Building Tutor and Community Capacity

Submitted By

Ken Latour, Instructor, Hay River CLC, Aurora College

Best Practices Supported

How It Works

While working as the adult educator in the Fort Resolution Community Learning Centre, Ken Latour worked to develop local tutors and literacy workers. The guiding philosophy was to involve as many people as possible in order to build community support for the literacy program and to ensure that it would not collapse with the removal of any one participant. To support the project, an overall literacy program coordinator, two tutors, and three family literacy program facilitators were hired. All were part-time, with the exception of the coordinator who was nearly full-time. This strategy worked well as it allowed the program to see who was effective in what capacity, and widened the community network in that every additional person hired had an existing network of support and contacts within the community.

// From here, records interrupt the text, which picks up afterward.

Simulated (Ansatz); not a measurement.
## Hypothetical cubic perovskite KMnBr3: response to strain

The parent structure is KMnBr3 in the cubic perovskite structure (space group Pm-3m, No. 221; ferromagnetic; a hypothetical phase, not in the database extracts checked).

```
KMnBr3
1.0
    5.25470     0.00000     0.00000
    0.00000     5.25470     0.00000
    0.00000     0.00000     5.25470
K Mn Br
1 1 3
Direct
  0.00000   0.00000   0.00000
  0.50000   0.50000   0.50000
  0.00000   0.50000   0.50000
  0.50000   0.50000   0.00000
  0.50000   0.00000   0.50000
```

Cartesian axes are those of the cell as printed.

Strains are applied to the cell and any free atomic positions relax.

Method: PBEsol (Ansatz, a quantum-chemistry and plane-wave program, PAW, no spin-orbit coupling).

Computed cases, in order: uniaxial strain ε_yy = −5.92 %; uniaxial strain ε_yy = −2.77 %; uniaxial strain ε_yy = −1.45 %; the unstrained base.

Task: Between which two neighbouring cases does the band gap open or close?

The training software STAPLE (Supplemental Training for Adult Practitioners of Literacy Education) was used to train the community tutors and instructors. This software package was easy to use and was extremely thorough. It was important not to underestimate the amount of training that people needed to be effective tutors. It was important to make time in the schedule at the beginning of the program to ensure that tutors were not confused or floundering. It may be a completely new field of work for some and they will need guidance. Under-supporting a tutor will harm both the tutor and the learner. The best learning comes through doing. It was important to provide support to the tutors when they were having hard times and accept that this was a natural part of their learning experience.